# Data Formatting (numeric and strings)

This is a process where we make sure we have the right data type.

It is important to realize that while you do formatting you may need some messiness in the values may appear that again again require a cleaning of the column.


# Numeric case

Let's start by reading in some data:

In [None]:
from IPython.display import IFrame  
wikiLink1="https://en.wikipedia.org/wiki/List_of_ongoing_armed_conflicts#Deaths_by_country"
IFrame(wikiLink1, width=900, height=500)

That table is showing the top 20 countries with deaths per year from 2016 to 2021. Let's bring it:

In [None]:
import pandas as pd
badCountries = pd.read_html(wikiLink1,flavor='bs4',
                        attrs = {'class': 'wikitable sortable'})
len(badCountries)

The table of interes is here:

In [None]:
theTable=badCountries[4]
theTable

The first thing to notice is the column names, which is a multi index:

In [None]:
theTable.columns

What about this new names?

In [None]:
# concatenate elements

newNames=["_".join((b,a)) for a,b in theTable.columns]
newNames

In [None]:
# looks better?
betterNames=[n.split('[')[0] for n in newNames]
betterNames

In [None]:
#Then:
theTable.columns=betterNames
theTable

We do not have multi index anymore. Let's get rid of the first column too: 

In [None]:
theTable.drop(columns=[theTable.columns[0]], inplace=True)
theTable.info()

Notice that the last column *Deaths_2021* has been recognised as a number; while the others have not.
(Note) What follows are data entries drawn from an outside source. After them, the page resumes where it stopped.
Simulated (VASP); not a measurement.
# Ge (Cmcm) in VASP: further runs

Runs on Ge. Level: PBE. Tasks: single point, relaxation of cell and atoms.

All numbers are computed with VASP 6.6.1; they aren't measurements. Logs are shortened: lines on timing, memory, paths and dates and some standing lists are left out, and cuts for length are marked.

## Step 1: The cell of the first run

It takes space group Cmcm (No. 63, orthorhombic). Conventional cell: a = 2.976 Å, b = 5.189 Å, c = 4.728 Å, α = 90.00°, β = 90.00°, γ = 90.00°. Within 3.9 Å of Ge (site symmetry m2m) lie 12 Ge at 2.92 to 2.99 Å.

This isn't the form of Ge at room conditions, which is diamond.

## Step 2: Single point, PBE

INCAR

Let's explore attention to 2016:

In [None]:
theTable.Deaths_2016[theTable.Deaths_2016.str.contains(r'\D')]

Let's clean:

In [None]:
byeChars=r'\[\d+\]|\*|,'
theTable.Deaths_2016=theTable.Deaths_2016.str.replace(pat=byeChars,
                                                      repl="",
                                                      regex=True)
theTable

We have a clean version, but:

In [None]:
theTable.info()

We need a simple step:

In [None]:
theTable.Deaths_2016=pd.to_numeric(theTable.Deaths_2016)
theTable.info()

Statistics can be obtained when data is in the rigth type:

In [None]:
theTable.describe()

As you see, the other columns were 'rejected'. Of course, you can force the fucntion:

In [None]:
theTable.describe(include='all')

The function **to_numeric** worked because we had a clean column, if that is not the case you will see this:

In [None]:
#pd.to_numeric(theTable.Deaths_2017)

Python can coerce values in simple situations:

In [None]:
float('20.1')

In [None]:
# but not this one

#float('20.1*')

Let's use a loop to detect issues in *Deaths_2017*:

In [None]:
for value in theTable.Deaths_2017:
    try:
        float(value)
    except:
        print(value)

In [None]:
# or 
theTable.Deaths_2017[theTable.Deaths_2017.str.contains('\D')]

Notice that Pandas uses a **float64** dtype by default after the conversion using **to_numeric**. Consider this difference in memory:

In [None]:
theTable.loc[:,['Deaths_2016','Deaths_2021']].astype('Int32').info()

In [None]:
theTable.loc[:,['Deaths_2016','Deaths_2021']].astype('int32').info()

In [None]:
theTable.loc[:,['Deaths_2016','Deaths_2021']].info()

### Exercise

Clean the remaining columns that are suppossed to have numeric values.